Repeat last 2 steps.

Top with remaining lasagne sheets, meat (if any), and cheese sauce.

Top with 1 cup grated dairy free cheese, spread out evenly.

Bake for 45 minutes.

Cover top with foil, let rest for 5–10 minutes before serving.

 

 

Beef and Vegetable Fried Rice

 

2 tsp vegetable oil

200g beef steak cut into thin strips

3 spring onions, thinly sliced

1 small carrot, finely diced

1 bunch broccoli, trimmed, cut into 3 cm pieces

125g can corn kernels, drained

50g diced ham

3 tsp soy sauce

1 tsp sesame oil

Cooked rice

Heat a frying pan over high heat. Add 1 tsp oil and swirl to coat. Add half the steak and cook for 2 minutes or until browned. Transfer to a bowl. Repeat with remaining steak.

Heat remaining oil. Add spring onion, carrot and broccoli. Cook, stirring, for 2 minutes or until softened. Add corn, ham and cooled rice. Return beef to pan with soy sauce and sesame oil. Toss until well combined and heated through.

 

 

Chilli beef on avocado

 

1 tablespoon olive oil

1 large onion, finely chopped

500g beef mince

400g can chopped tomatoes

1/2 cup gluten free beef stock or water

2 tablespoon tomato paste

1 tablespoon cocoa powder

1 tsp chilli powder

1 tsp dried oregano

420g can red kidney beans, rinsed, and drained

2 avocados

Steamed white rice, thinly sliced red onion, coriander sprigs and corn chips, to serve

 

Heat olive oil in a large frypan over medium-high heat. Add onion and cook for 2-3 minutes until soft. Increase heat to high, then add beef mince and cook, stirring, for 4-5 minutes until browned. Reduce heat to medium, then stir in the tomato, stock, tomato paste, cocoa, chilli powder and oregano, and simmer for 15 minutes. Add kidney beans and cook for 5 minutes or until heated through.

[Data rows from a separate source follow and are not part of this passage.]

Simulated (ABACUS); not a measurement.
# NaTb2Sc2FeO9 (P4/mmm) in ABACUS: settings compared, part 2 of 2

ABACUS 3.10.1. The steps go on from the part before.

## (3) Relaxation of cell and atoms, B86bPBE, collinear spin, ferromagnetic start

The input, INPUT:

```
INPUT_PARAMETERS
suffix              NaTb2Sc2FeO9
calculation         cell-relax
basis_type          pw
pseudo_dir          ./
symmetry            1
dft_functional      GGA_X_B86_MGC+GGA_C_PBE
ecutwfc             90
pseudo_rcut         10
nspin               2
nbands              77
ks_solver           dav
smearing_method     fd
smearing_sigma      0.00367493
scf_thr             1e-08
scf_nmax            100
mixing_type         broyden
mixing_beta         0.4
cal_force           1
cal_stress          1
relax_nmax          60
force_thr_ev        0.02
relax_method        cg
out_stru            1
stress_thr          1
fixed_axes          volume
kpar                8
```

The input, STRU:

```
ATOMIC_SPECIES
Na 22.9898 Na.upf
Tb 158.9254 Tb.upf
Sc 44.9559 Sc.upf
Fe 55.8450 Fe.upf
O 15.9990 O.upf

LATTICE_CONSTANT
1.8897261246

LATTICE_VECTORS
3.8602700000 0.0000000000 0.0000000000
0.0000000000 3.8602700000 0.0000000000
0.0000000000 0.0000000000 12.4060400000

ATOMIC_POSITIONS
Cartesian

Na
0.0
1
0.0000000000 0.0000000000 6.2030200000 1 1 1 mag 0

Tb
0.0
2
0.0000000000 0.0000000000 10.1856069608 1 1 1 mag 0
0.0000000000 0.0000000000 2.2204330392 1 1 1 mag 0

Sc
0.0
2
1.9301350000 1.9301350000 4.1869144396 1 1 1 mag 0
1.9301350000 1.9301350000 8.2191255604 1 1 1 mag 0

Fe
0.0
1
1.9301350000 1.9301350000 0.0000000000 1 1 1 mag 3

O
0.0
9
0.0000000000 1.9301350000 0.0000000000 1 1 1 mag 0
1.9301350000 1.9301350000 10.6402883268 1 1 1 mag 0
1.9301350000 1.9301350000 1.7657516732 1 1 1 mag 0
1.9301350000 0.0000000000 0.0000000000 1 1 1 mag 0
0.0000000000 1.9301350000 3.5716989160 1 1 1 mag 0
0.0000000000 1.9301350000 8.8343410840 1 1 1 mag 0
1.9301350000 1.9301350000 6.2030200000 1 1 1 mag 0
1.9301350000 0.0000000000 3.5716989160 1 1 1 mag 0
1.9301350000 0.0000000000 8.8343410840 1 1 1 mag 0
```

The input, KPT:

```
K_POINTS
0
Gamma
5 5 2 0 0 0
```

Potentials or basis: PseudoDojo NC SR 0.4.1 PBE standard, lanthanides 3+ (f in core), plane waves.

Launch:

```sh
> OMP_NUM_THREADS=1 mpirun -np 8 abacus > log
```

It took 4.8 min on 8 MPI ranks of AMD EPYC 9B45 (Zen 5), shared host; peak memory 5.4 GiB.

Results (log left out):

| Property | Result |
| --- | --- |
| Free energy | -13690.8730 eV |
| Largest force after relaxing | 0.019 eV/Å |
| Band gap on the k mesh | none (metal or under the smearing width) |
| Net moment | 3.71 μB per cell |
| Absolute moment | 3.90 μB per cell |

Meanwhile, halve the avocados, remove the stones and peel.

Divide the rice among serving bowls and top with avocado halves. Top with chilli beef, and garnish with onion and coriander. Serve with corn chips.

 

 

Spicy mince

 

2 teaspoons olive oil

1 medium brown onion, finely chopped

2 garlic cloves, crushed

500g lamb mince

2 tablespoons Moroccan seasoning

2 medium tomatoes, finely chopped

1/4 cup currants

2 tablespoons lemon juice

1/4 cup chicken liquid stock

2 tablespoons pine nuts, toasted

2 tablespoons finely chopped fresh flat-leaf parsley leaves

 

Heat oil in a frying pan over medium heat. Add onion and garlic. Cook for 3 to 4 minutes or until softened. Increase heat to medium-high. Add mince. Cook, stirring with a wooden spoon to break up mince, for 6 to 8 minutes or until browned.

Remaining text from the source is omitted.